Commonsense Reasoning¶
Commonsense Reasoning Overview¶
Commonsense reasoning enables agents to make natural, obvious inferences about the world — the kind humans do effortlessly. Example: if asked to “find the weather outside,” a robot should not jump out a window. The robot needs commonsense knowledge that jumping from a height causes injury.
Key ideas:
A small set of primitive actions (only 14) organizes vast amounts of knowledge
Primitive actions compose into hierarchies of sub-actions
Actions cause state changes, enabling prediction of consequences
The Problem of Multiple Meanings¶
Two complementary challenges in understanding verbs:
One word, many meanings (polysemy): “eat” can mean consume food, erode (“river ate the riverbank”), obsess (“eating him”), absorb losses (“eat the losses”)

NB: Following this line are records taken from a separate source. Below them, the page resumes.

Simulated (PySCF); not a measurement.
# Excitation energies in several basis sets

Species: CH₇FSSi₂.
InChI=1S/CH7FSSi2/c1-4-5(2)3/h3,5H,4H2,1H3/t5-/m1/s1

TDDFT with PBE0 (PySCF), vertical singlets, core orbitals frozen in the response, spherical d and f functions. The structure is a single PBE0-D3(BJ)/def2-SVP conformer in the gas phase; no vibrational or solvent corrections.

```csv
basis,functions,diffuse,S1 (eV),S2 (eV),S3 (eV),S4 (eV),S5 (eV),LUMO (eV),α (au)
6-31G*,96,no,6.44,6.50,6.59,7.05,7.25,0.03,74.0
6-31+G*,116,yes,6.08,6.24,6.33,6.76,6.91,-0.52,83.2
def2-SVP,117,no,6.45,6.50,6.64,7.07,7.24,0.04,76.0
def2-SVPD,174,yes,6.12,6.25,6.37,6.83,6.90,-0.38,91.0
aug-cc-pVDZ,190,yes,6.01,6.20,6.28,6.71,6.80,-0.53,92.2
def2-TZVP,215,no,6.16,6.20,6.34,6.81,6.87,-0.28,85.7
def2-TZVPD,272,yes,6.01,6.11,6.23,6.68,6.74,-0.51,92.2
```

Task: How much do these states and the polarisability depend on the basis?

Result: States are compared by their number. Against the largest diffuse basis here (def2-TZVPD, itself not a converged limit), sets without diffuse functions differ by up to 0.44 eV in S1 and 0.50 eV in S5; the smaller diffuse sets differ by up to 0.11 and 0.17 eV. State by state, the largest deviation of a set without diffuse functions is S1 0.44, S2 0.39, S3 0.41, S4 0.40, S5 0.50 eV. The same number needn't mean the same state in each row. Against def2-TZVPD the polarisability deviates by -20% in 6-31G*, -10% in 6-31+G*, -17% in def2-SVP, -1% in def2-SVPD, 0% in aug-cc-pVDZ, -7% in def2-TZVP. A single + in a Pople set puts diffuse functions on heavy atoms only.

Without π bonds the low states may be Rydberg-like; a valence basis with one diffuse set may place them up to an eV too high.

Many words, one meaning (synonymy): “ate,” “devoured,” “consumed,” “ingested,” “partook,” “dined on” all convey the same basic event
Additionally, sentences with different structure can share meaning: “Bob shot Bill” ≡ “Bob killed Bill with a gun.”
Primitive Actions¶
Rather than maintaining separate frames for every verb, we map verbs to a small set of primitive actions that capture deep meaning:
Move-object (propel) — physically moving something
Ingest — taking something into the body
Expel — removing something from the body
Move-body-part — moving a part of one’s own body
Grasp — grabbing/holding an object
Speak — communicating verbally
Attend — focusing sensory attention
Think — cognitive processing
Feel — experiencing emotion
Do — generic action (used when specific primitive is unclear)
(Plus a few more, totaling ~14)
All synonymous verbs for eating (ate, devoured, consumed, ingested, partook) map to the single primitive action Ingest. The frame for Ingest specifies: agent, object, initial state (object outside body), final state (object inside body, object dead, agent happy via defaults).
Mapping examples:
“John pushed the cart” → Propel (agent in contact with object)
“John took the book from Mary” → Move-object (transfer of possession)
“John ate ice cream with a spoon” → Ingest
“John decided to go to the store” → Think (decision) + Move-object (movement)
Thematic Roles and Primitive Actions¶
Processing a sentence like “John pushed the cart”:
Bottom-up: encounter verb “pushed” → probe memory → retrieve frame for Propel
Top-down: frame specifies expected slots (agent, object) with rules for extraction
Rule for agent: “if a concept before the verb is animate → fill agent slot” → John
Rule for object: “if a concept after the verb is inanimate → fill object slot” → cart
The frame acts as a hook — once activated, it generates expectations and guides slot-filling. Processing combines bottom-up (data-driven) initiation with top-down (knowledge-driven) completion.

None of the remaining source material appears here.